For two seasons in the 1880s one of the most famous and glamorous women in all Europe rented Combermere Abbey so that she could indulge her passion for hunting; pursuing Reynard across the thrilling country of south Cheshire and north Shropshire, and well into western Staffordshire too – always riding side-saddle and thrusting ahead of the hunt.
She was Elisabeth, Empress of Austria; tall, fabulously well-dressed, and possessed of a tiny waist – of which she was very proud. Famously she was always sewn into her hunting clothes by a seamstress so that she could wear them as tight as possible, and another seamstress and a groom would always await her at the furthest point from the Abbey in case she needed personal attention or a fresh mount. To a certain degree though she was a free-thinking rebel within one of the grandest royal houses on the continent; a suffocating environment from which she escaped as often as possible.
I’ve written before about the Empress’s stay at the Abbey (you can read that by clicking here), and the fact that she made alterations to the house to suit her better, how she brought servants, horses and even a cow across Europe in her personal train – and how the local railway station was expensively extended to accommodate it. The national newspapers in this country followed her stay avidly – as they might cover the progress of an A-list celebrity today – with a diary of her hunting adventures, and illustrations of the Abbey (below).
Some new and fascinating facts have come to light recently, including the results of an auction held earlier this year in Germany. The Empress lived a life of astonishing opulence, and owned some of the finest clothes and jewellery of the time. She claimed to dislike ostentation and opulence – she wrote; “What do sceptres, crowns and purple ceremonial mantels matter? They are only derisory, coloured rags, ridiculous rattles with which we vainly try to cover the nudity of our souls, when we should be thinking of safeguarding our life and our intimate feelings.” Somehow or other though she did manage to live a life of great material luxury, and owned and wore sensationally extravagant and expensive clothes and jewels. She was very generous though, and would give personal gifts without any thought for their value. When she left Combermere she gave some of her jewellery away to the Abbey’s servants, which must have been like a modern-day lottery win.
Her personal jewellery box has come to light, and it would have accompanied her to England. Elisabeth only ever let herself be seen wearing her very finest things, and would have dined wearing her jewellery.

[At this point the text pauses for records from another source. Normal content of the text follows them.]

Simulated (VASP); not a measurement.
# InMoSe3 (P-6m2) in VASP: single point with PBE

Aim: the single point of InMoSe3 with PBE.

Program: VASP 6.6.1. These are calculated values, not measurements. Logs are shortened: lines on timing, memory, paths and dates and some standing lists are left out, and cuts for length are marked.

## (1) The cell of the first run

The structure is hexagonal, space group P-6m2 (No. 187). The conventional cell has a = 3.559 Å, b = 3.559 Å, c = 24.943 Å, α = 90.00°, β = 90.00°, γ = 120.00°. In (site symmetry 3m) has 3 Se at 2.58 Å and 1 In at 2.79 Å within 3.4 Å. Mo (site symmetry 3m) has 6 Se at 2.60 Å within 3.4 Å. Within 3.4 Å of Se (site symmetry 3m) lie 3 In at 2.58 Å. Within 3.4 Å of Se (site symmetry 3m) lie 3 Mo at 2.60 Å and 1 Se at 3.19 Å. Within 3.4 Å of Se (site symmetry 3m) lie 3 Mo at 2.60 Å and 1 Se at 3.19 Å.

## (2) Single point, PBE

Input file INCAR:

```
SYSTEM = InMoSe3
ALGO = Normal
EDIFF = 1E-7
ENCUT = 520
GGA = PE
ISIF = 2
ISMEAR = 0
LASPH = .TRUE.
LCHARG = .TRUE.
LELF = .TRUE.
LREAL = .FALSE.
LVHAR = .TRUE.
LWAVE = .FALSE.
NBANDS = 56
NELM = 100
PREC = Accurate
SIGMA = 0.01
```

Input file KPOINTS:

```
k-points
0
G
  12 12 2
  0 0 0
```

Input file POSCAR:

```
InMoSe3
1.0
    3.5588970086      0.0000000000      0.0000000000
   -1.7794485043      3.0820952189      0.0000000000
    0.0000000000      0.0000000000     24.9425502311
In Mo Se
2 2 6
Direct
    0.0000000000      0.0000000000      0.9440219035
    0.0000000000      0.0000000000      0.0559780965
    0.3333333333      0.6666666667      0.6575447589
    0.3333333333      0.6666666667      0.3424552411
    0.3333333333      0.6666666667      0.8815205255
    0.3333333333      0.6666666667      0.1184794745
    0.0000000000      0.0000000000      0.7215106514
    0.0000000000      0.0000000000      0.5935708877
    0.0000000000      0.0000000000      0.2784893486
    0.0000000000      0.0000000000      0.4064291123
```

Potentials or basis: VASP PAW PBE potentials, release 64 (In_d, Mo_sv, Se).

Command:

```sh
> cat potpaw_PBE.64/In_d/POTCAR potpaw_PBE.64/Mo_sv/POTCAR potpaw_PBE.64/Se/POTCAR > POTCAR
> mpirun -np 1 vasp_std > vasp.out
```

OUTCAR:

It was a present from her husband, Franz Joseph I, Emperor of Austria, who commissioned it on the occasion of their marriage in 1854. The case is designed in the form of a magnificent castle and is covered with amethysts, rock crystal, malachite, amber and tiger’s eye, mounted in doré bronze. The centre of the box is raised on four doré bronze paw feet, and those feet carry portrait cameos of Empress Elisabeth and Franz Joseph. It must have cost a fortune to make and have been the work of the very finest craftsmen, and must be worth millions today (though it wouldn’t be to everyone’s taste, to say the least).
At the auction held in the spring of this year a brooch with a single pendant pearl which was made for the Empress, and which she – typically – gave away (this time to her daughter, Archduchess Elisabeth), was sold for 5,000 euros – which seems cheap. It must have been typical of the pieces she handed out to the astonished Combermere servants. On the other hand, among a number of other items of hers, an elegant riding hat which was worn both by the Empress and another daughter – Archduchess Marie Valerie – made all of 134,500 euros.
Elisabeth adored Combermere Abbey, and was very happy here. She described it as “the most romantic place in all Europe”. She loved the hunting and got on very well with the Cheshire aristocracy (well, to be honest, she got on very well with the men; the women treated her with the greatest deference – but were nervous of the effect she had on their men).
Ultimately, though, her later years were terribly sad. Her marriage had become a misery and, controversially, she lived apart from Franz Joseph, she went into a severe mental decline following the death of her only son, and was assassinated by an anarchist in 1898. She sensed that she was close to death, and that it would not be unwelcome. She wrote; “The thought of death accompanies me day after day, it acts like a gardener who cleans the garden, but who wants to be alone and becomes irritated if curious people look over the wall. So, I hide my face behind my sunshade and my fan, so that the idea of death is able to work peacefully inside me. I know that I am walking towards a frightening goal which is assigned to me by Destiny. I shall leave like smoke that drifts away, my soul will flee through a tiny little opening in my heart.”
There is a widespread nostalgia for the glory days of the Empire in middle-Europe nowadays, and Elisabeth is claimed for their own by both feminists and royalists. A film about her life, so-written with her niece, was made as long ago as 1921. She has been portrayed in a number of television and film dramas and documentaries since then, as well as being the subject of several books.
Her murderer is seen as having killed one of the very few members of the continental royal families who had the common touch and was well-regarded by the people. It is pleasing that this remarkable, beguiling, beautiful – but doomed – lady spent some of her happiest times at Combermere Abbey.